Sydney University quadrangle. Source: wikimedia.

Professors of philosophy at San Jose State University have refused to teach using a MOOC (i.e. a ‘massive open on-line course’) and have written an ‘open letter’ (via the subscriber only Chronicle of Higher Education) rejecting the use of MOOCs.

Nominally the letter is written to the Harvard University professor who has designed the MOOC.

In fact, the letter is one of the first shots in the MOOC counter-revolution.

The counter-revolution had to come. And it had to come from university academics because the development of on-line courses has serious implications for these academics.

The authors of the letter note, the potential of MOOCs to create a world of higher education ‘haves’ and ‘have nots’. The authors fear two classes of university:

“[O]ne well funded colleges and universities in which privileged students get their own real professor; the other, financially stressed private and public universities in which students watch a bunch of videotaped lectures and interact, if indeed any interaction is available on their home campuses, with a professor that this model of education has turned into a glorified teaching assistant”.

This anti-MOOC protest highlights a simple point. On-line materials, like MOOCs, can be a complement or a substitute for the on-campus experience. As a complement they can improve student learning. As a substitute they can save money. The question for Australian academics is simple. Which way will our universities go?

MOOCs are simply an early stage of on-line education. Poor quality MOOCs involve videoed ‘chalk and talk’. Higher quality MOOCs are based around short videos that use a variety of approaches to communicate with students. One example, by Kevin Werbach from the University of Pennsylvania is discussed here.

But as Professor Werbach notes:

“The biggest thing I learned is that MOOC students want to feel like they are interacting with a real person”.

This is a problem for MOOCs. How do you have a ‘massive’ course but maintain interaction between the teacher and the students and, more importantly, between the students themselves? While MOOCs can deliver excellent on-line material that can replace lectures, they cannot easily create the environment where students can interact and learn from each other.

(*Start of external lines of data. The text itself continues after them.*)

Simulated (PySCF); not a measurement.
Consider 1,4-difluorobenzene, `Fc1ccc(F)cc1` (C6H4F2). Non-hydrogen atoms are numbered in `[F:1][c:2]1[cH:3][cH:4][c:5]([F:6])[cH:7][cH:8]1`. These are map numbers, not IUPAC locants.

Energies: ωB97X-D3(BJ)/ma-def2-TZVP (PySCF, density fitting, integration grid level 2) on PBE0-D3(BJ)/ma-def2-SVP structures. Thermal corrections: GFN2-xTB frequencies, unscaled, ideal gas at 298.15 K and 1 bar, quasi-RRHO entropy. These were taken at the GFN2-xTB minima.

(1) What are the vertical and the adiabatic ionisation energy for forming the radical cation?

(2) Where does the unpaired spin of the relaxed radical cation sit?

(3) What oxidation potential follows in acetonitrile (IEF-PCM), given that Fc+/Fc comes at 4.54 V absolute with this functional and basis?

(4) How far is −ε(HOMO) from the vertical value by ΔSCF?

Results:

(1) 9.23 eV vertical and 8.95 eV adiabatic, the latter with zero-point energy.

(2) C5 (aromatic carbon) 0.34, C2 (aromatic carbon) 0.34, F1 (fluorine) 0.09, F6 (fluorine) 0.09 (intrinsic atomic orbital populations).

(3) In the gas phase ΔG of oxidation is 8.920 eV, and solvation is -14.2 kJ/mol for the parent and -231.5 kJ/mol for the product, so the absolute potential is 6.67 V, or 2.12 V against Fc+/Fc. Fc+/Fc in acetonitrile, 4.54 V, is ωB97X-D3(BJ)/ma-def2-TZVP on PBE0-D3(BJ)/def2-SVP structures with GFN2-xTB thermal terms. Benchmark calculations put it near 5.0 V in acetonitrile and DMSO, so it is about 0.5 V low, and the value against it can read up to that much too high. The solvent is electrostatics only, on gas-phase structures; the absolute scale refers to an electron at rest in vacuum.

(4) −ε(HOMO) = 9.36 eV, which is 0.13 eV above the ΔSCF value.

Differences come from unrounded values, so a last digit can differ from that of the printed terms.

One potential future for MOOCs and other on-line material is as an input to an inverted classroom. Courses will be redesigned so that students do the preparatory work (on-line) before class, are tested (on-line) before class then come onto campus for interactive learning such as moderated question-and-answer session and facilitated problem solving and debates. If used in this way, on-line materials will revolutionise university education and improve student learning.

Is this possible? Yes! I am beginning the process of ‘inverting’ my large first year microeconomics course and I am not the first by a long way.

However, on-line materials may also be used as a substitute for on-campus learning. Rather than enhancing the classroom, on-line materials may be used to replace lectures, reduce student contact hours and push the professors out.

This risk is real. Universities are businesses, whether we like it or not. University administrators have budgets to meet and the demands on scarce university funding always exceeds the size of that funding. Administrators may see an opportunity to reduce the funding for teaching (along with academic headcount) by using on-line material as a replacement for student face time.

This risk is greater in an ‘undifferentiated’ university sector like Australia.

In the United States, some universities compete on teaching excellence. It is not surprising that the elite liberal arts Amherst College decided not to follow the MOOC route. Its reputation depends on its teaching. In the competitive US higher education market, Amherst competes by the quality of its teaching and its on-campus experience. When you depend on quality teaching for your student income, on-line materials will be a complement, not a substitute for on-campus interaction.

So in the US, liberal arts colleges will have an incentive to use on-line material to improve teaching. And, hopefully, they will drag other universities in their wake.

In contrast, Australian universities generally do not compete on teaching quality. Student demand depends on history and research reputation. When student demand is, at best, loosely connected to teaching quality, the incentives to use on-line materials as a substitute to save money will be tempting for university administrators.

So Australian tertiary education is fast approaching a tipping point. Will on-line material be used to complement and improve the on-campus experience? Or will it be used as a money-saving substitute that downgrades student learning and reduces academic employment?